The Agreement further provides that if the Merger is not completed on or before July 16, 2010, or the merger agreement between Highbury and AMG with respect to the Merger (the “Merger Agreement”) is terminated, then the board of directors of Highbury will take all necessary action to appoint Mr. Brog to serve on the Highbury board of directors for a term expiring at the 2012 annual meeting of stockholders.  Highbury also has agreed to reimburse Peerless for $200,000 of its expenses incurred in the proxy contest with respect to the 2009 annual meeting of stockholders.  The parties also have agreed to customary mutual releases, covenants not to sue and non-disparagement provisions.
 
The Agreement will terminate upon the earliest of (i) the mutual agreement of the parties, (ii) consummation of the Merger, (iii) August 13, 2010 or (iv) the termination of the Merger Agreement.  The mutual releases and covenants not to sue will survive such termination.
 
The foregoing description of the Agreement is qualified in its entirety by the Agreement which is attached hereto as Exhibit 10.2 and incorporated herein by reference.

Item 6
Contracts, Arrangements, Understandings or Relationships With Respect to Securities of the Issuer.

Peerless and Timothy Brog, the Chairman of Peerless’ Board of Directors, have entered into the Agreement, with Highbury pursuant to which Peerless has withdrawn (i) its nomination of Mr. Brog to Highbury’s board of directors at the 2009 Annual Meeting and (ii) its intent to propose at the Annual Meeting resolutions to eliminate Highbury’s classified board and poison pill.

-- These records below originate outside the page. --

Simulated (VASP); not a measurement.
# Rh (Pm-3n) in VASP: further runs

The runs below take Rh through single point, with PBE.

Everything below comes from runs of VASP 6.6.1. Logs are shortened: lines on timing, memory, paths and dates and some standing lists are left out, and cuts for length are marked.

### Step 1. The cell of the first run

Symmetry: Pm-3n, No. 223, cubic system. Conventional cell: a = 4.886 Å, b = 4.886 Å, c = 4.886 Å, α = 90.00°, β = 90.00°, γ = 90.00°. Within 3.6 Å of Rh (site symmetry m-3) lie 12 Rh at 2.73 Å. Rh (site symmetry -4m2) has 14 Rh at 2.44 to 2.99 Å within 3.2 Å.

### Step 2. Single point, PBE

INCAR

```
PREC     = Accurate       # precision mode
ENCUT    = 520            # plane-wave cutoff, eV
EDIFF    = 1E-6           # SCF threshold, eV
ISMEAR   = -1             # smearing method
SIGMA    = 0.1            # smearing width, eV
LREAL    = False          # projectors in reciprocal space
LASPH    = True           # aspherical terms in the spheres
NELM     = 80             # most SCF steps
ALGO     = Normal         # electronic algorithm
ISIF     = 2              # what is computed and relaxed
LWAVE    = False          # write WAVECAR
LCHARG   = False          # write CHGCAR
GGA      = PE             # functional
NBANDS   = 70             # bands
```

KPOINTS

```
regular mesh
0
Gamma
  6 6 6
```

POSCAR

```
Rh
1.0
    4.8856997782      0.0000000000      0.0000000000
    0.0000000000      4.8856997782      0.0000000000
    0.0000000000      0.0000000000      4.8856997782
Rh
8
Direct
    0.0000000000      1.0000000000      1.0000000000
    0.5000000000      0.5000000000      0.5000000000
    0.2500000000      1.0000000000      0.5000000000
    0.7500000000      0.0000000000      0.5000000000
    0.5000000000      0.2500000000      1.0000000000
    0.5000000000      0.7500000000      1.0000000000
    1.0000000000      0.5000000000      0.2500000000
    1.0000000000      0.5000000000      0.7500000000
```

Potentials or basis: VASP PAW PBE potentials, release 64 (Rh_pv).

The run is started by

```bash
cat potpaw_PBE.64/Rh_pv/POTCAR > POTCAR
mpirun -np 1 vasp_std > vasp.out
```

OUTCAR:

Under the Agreement, Peerless and Mr. Brog will (i) cease all of their proxy solicitation efforts with respect to the Annual Meeting, (ii) not vote any proxies obtained by them for the Annual Meeting, (iii) vote all of their shares of Highbury common stock in favor of the election of Highbury’s nominees, (iv) vote all of their shares in accordance with the recommendations of the Highbury board of directors with respect to the Merger of Highbury into a wholly-owned subsidiary of AMG, (v) waive their appraisal and dissenters’ rights with respect to the Merger and (vi) not take any action in opposition to the recommendations or proposals of the board of directors of Highbury or to effect a change of control of Highbury.

 
 

 

The Agreement further provides that if the Merger is not completed on or before July 16, 2010, or the Merger Agreement is terminated, then the board of directors of Highbury will take all necessary action to appoint Mr. Brog to serve on the Highbury board of directors for a term expiring at the 2012 annual meeting of stockholders.  Highbury also has agreed to reimburse Peerless for $200,000 of its expenses incurred in the proxy contest with respect to the 2009 annual meeting of stockholders.  The parties also have agreed to customary mutual releases, covenants not to sue and non-disparagement provisions.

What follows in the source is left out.